Yumi Suehiro, Pianist in Review

Yumi Suehiro, piano
“Chromatic Journey”
Tenri Cultural Institute, New York, NY
June 15, 2013
Yumi Suehiro, pianist

Yumi Suehiro, pianist


In a recital entitled “Chromatic Journey,” pianist Yumi Suehiro presented a program that was challenging to both performer and listener. It featured Scriabin’s White Mass Sonata, Ligeti’s Autumn in Warsaw Etude, and the New York premiere of Football in Marja by American composer Alex Burtzos (b. 1985).

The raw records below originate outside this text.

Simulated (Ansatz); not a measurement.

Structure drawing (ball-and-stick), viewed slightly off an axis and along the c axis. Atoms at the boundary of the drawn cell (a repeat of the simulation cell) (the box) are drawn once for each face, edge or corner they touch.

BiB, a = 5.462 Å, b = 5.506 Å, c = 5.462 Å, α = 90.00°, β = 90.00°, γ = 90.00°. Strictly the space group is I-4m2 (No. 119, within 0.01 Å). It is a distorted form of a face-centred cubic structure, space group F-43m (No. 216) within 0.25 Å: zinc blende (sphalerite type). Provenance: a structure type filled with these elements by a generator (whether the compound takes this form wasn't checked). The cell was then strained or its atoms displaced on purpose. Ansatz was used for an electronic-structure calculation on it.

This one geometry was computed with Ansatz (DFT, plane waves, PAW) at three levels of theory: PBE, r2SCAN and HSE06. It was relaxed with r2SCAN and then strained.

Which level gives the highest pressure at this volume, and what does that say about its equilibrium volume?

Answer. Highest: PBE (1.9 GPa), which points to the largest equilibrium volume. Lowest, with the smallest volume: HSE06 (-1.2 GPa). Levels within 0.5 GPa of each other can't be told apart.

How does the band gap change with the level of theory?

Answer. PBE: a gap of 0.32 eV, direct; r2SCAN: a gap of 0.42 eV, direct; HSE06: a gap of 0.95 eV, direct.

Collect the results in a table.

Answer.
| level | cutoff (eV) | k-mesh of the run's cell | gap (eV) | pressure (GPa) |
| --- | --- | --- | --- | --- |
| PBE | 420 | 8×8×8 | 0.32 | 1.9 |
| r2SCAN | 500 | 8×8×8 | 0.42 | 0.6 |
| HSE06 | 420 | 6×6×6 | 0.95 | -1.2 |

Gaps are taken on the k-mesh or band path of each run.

Opening with J. S. Bach’s Prelude and Fugue in B-flat minor from the Well-Tempered Clavier, Book Two, Ms. Suehiro showed straight away that she has her own ideas about the style and approach to this work. Perhaps her marimba experience helped shape these ideas, but whatever the case there was an overall percussive quality to her approach. Aaron Copland’s Passacaglia followed. Written in 1922 and dedicated to his teacher, Nadia Boulanger, this work was born of her insistence that her students “master traditional forms.” Featuring an eight-measure theme with eight variations, this work reflects Copland’s mastery of form, and it was given a well-conceived and taut performance, Ms. Suehiro built the intensity until it exploded in the last two variations. Football in Marja, written in 2011, is a musical portrait of Marja, a town in Afghanistan. The “football” is, of course, soccer, and is represented musically by hyper-energetic tritone motifs. The difficulties of everyday life are depicted with cluster chords. Ms. Suehiro championed this work with passionate commitment. With driving energy in the motoric sections, cascades of jagged clusters, and the final blast of sound, it was riveting from start to finish. Mr. Burtzos was in attendance and was obviously very pleased with Ms. Suehiro’s performance, as one would expect.  The half ended with Improvisations on Hungarian Peasant Songs, Op. 20 by Béla Bartók, an eight-movement work characterized by thorny, angry motifs and driving rhythms throughout. While the seventh movement is dedicated to the memory of Debussy, there is nothing remotely Debussyian about any of this work. It has moments of lyricism, but it is not an easy piece for audiences to warm up to. Ms. Suehiro played these variations with an aggressiveness that at times bordered on the savage, but also brought out some of the more lyrical elements with sensitivity. It was an intriguing, if not fully satisfying, performance.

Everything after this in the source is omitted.